Words that I remember could cut the strongest man down. As I sat and tried to think of how or even how the hell I dealt with such verbal abuse from him. Words like you only have ever given your worst, Where is the good?, You are not worth it. He once told me that the sexual abuse I suffered as a child by the men who were supposed to protect me, was my fault! I probably wanted it!! These are the normal; so what the hell was wrong with me? I have never let anyone have power over my own self worth, to tell me what I am supposed to be or feel in my life; so why did he have such power? He made me believe he was so much better than me. He repeatedly told me how crazy I was. I was in his phone as “psychotic bitch from hell”. I couldn’t even make this up. Words have such a power to uplift or completely destroy you especially if they are being said by someone you love and trust completely. How does a person who you completely trust this much take that as a sign to wear you down to nothingness. CONTROL,
He found a way to get me to open up and tell him all my insecurities, my fears, my weakness’ and used every opportunity to use them against me. I did not see this then obviously its only in after the fact that I am seeing it. I am sure he will have a whole different retrospect on it, after all, he is the victim!! Everyone is out to get him, to make him miserable, as he used to say Buddha says “Life is suffering” boy did I suffer. I was with him for four years; four very long years that seemed like an eternity, to the point that I did not even remember my life before him. He definitely had me feeling I would never make it without him and no life after!
We did get together at one of my lowest points in my life; mentally and physically, so I guess I was already vulnerable and easy for the pickings to control. There had been some good times, I think, hell at this point I wonder if he had me believe that too. His words were like gold even though he would always say I don’t listen to him anyway; no one does. Reminiscing on some of the words that he spoke, I can’t believe even some of the things written to me from him, and the most amazing part of it all…..I believed it!!
When you are told on a regular basis it is all in your head, you are nuts and crazy, you’re worthless, you are a failure, you always make the worst choices and everything is your fault, ironically you start to actually believe it. Life is funny that way.

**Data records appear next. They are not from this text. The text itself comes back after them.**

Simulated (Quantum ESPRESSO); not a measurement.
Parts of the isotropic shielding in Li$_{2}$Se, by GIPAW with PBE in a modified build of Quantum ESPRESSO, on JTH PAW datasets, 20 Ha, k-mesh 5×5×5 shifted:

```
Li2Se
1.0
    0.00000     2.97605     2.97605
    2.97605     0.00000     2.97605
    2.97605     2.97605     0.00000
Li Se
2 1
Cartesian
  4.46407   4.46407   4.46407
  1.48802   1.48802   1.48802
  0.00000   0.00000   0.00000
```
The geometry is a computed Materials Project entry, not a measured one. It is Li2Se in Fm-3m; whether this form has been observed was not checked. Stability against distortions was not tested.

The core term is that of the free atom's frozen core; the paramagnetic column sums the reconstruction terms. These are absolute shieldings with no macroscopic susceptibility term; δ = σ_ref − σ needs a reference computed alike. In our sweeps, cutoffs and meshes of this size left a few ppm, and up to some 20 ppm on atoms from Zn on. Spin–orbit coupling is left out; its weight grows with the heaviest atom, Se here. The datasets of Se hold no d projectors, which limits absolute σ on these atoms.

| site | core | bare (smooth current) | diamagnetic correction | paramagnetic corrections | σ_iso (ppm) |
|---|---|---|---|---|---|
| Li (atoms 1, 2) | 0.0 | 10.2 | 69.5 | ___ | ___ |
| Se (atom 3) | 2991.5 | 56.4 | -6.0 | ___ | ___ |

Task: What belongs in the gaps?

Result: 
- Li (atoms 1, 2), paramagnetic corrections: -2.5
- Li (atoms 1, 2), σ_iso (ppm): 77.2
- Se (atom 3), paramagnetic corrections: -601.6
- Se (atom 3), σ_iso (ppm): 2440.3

The more I mourn the relationship err what I thought was the relationship I realize it was all about a controlling and power trip. If I did as he wanted, as I took his advice and did things in his time constraints and in his order it was all okay or he made me believe. If I would dare do anything on my own, even fathom that I may have my own mind, my own decisions than I would get punished by his controlling tactics, that I have recently found out that they teach in the military called conditioning or gas lighting.
“People will not always remember what you said but they will always remember how you made them feel.” These words are powerful with so much strength in truth. I have memories of just laying in his arms and feeling like all was right with the world but also know that it wouldn’t last since he had to always run or go wherever he went to condition me to his will. I do not think I have ever felt so bad about myself, hated myself this much in my life. I do not ever remember doubting myself so much, second guessing every decision I have ever made, I allowed him to control my clothing, thoughts, decisions, my own SELF esteem; I allowed him to take it all willingly!!
This is a way to learn of what I did do, what I allowed him to do; to never allow anyone to ever have that much power of my own feelings and thoughts again. I do hope to one day when I can actually move on completely to find love again, however, I will be a stronger and better person before I even amuse that ideology.
Stupid, idiot, dumb, crazy, worthless, dippy, moron, your dumb choices you deserve all you get, you will never be good enough, you did this yourself, you pushed me away, I don’t want this or you, I deserve better than you. Only words on a paper yet so powerful to self doubt when said by a person you loved with your soul, one you completely trusted, The one you thought would not, could not hurt you like that!!!! Just Words!!